8. Nevertheless, it is unquestioned that the alternative solution is not always possible; there are competition problems which cannot be solved in other way than by sanction. The Office believes that the system of adoption of sanctions and the prevention through commitments are interconnected: the authority of the competition office and the seriousness of the appeal to a “non-sanction” solution of an individual case by the Office results directly from the reality of threat of a fast sanction imposition that exceeds the essential threshold of sensibility. Thus the Office applies concurrently with these rules strictly its principles for imposing fines[12].

9. This document describes the cases and conditions under which the Office does not initiate the administrative proceedings, or terminates the administrative proceedings in course, depending on the seriousness of an anti-competitive conduct, with regard to the fact whether and for how long the anti-competitive state has lasted and on the measure of undertaking’s cooperation. These procedures are in this document called “alternative solution of competition issues”.

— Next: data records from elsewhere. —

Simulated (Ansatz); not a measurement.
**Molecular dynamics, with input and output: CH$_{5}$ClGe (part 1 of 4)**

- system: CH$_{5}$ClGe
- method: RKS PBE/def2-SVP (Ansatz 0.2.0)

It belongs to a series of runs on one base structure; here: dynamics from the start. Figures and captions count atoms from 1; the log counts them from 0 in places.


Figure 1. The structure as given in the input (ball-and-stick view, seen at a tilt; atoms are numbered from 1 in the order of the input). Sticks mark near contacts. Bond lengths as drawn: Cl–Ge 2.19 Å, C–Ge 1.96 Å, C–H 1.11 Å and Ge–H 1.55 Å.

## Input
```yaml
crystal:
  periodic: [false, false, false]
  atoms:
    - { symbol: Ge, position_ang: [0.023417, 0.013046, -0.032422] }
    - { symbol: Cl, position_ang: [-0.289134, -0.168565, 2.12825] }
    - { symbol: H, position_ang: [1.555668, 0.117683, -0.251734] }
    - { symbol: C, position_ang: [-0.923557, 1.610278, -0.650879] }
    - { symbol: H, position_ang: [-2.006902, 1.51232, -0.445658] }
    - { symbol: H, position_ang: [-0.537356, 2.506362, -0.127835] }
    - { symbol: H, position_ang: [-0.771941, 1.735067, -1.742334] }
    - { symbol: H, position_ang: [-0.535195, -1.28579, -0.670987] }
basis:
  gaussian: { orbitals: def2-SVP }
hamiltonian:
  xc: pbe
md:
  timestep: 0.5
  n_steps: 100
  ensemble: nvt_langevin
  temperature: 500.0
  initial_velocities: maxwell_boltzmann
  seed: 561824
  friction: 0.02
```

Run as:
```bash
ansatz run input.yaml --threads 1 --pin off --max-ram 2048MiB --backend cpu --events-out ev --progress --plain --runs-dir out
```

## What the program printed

10. The Office is convinced that the primary consideration of the possibility of alternative solution of competition issues is the assessment of gravity of the anti-competitive action, its duration, or in case of agreements distorting competition also a question, whether such an agreement has only been concluded, or whether it has already been realized. It is necessary to take into account also the fact that the choice of alternative solution influences essentially the procedural situation of the subject harmed by the anti-competitive action in the framework of the judicial proceedings on the damages caused by anti-competitive actions (see below).

11. Alternative solutions of competition issuess, as described in this document, do not represent the only way the Office may cooperate with the undertakings on the elimination of competition problems. Procedures of the Office described in this document thus do not affect the so-called Leniency programme[13] related to cases, where an undertaking enables the Office to prove a prohibited agreement for which the Office has not had sufficient evidence before. Moreover, the further on described procedures do not affect the possibility of the Office to decrease the fine during the appelate proceedings if the party to the proceeding has fulfilled the remedies imposed on it in the first instance decision.

12. The rules mentioned below are not applied by the Office in non-standard cases where it is possible to define clearly the specificities of cases and the measure of difference and where this different procedure is necessary for effective protection of competition.

II. Alternative solution of competition issues in general

13. The following forms of cooperation on the part of undertakings is considered by the Office as the alternative solution of competition issues:

  • i.  Elimination of competition problems prior to the initiation of the administrative proceeding, and
  • ii.  Adoption of commitments proposed by the parties to the proceedings in the framework of the first instance proceeding.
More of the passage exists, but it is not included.